In addition to the three solutions listed above, I also tested a method based on K-Nearest Neighbors. Essentially, this looked at the data points we did have for each image and tried to find the most similar examples to it in the rest of the dataset.  It then borrowed the unlabeled points from these to fill in the values. 

To take this a step further, I had it find the closest 1,000 images, and have the models vote on where the new points should be, with each vote weighted by how similar the new points were to the image I was trying to label.  When this was ready, I evaluated all options against the baseline model which used the median values.

As you can see, the KNN approach was the best, while dropping the values as I did in my first attempt, was by far the worst!

Before moving on, I also wanted to test and see what would happen if I removed some of the poorly labeled examples from the dataset that I had identified during EDA.  I removed 22 examples I had identified as the worst offenders and compared new model results to my baseline again.

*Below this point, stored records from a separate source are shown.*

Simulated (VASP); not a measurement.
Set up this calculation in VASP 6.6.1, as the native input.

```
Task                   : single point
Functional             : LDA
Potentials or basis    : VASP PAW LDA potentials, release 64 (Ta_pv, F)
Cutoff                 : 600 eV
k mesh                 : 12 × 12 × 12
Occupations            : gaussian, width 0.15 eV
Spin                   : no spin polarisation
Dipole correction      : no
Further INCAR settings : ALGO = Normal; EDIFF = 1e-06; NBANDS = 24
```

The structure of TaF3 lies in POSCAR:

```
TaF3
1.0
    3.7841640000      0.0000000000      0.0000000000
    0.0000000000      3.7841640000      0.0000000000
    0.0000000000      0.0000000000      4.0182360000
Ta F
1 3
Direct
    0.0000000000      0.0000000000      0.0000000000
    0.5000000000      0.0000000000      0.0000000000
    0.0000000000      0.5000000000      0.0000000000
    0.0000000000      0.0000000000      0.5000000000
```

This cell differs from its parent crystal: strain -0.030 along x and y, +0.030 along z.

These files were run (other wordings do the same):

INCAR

Simply dropping these 22 examples caused a 21.4% reduction in my model error rate!  At this point, I felt that my data was in a good place, so I moved on to the modeling phase.

Algorithm Selection and Fine Tuning

-ATTEMPT 1-

This is where I spent ~80% of my time on the first attempt.  I was convinced that if I could find the perfect architecture and tune it well, it would solve all of my problems.  Not only was I wrong about this, but my approach to finding this “perfect architecture” was deeply flawed.

MAJOR MISTAKE 0:  No baseline model.  When I started, I never established a baseline to evaluate my model performance against.  So instead of making a single change at a time and seeing if it helped or hurt, I made multiple changes at a time, so when something did work I couldn’t identify why.

MAJOR MISTAKE 1: Training locally on CPU.  When I say I was a beginner, I mean it.  At the time I’d never used a GPU on Colab, and I didn’t realize that it was just a couple clicks away.  I didn’t figure it out until 2 weeks into working on modeling, which cost me extremely valuable time.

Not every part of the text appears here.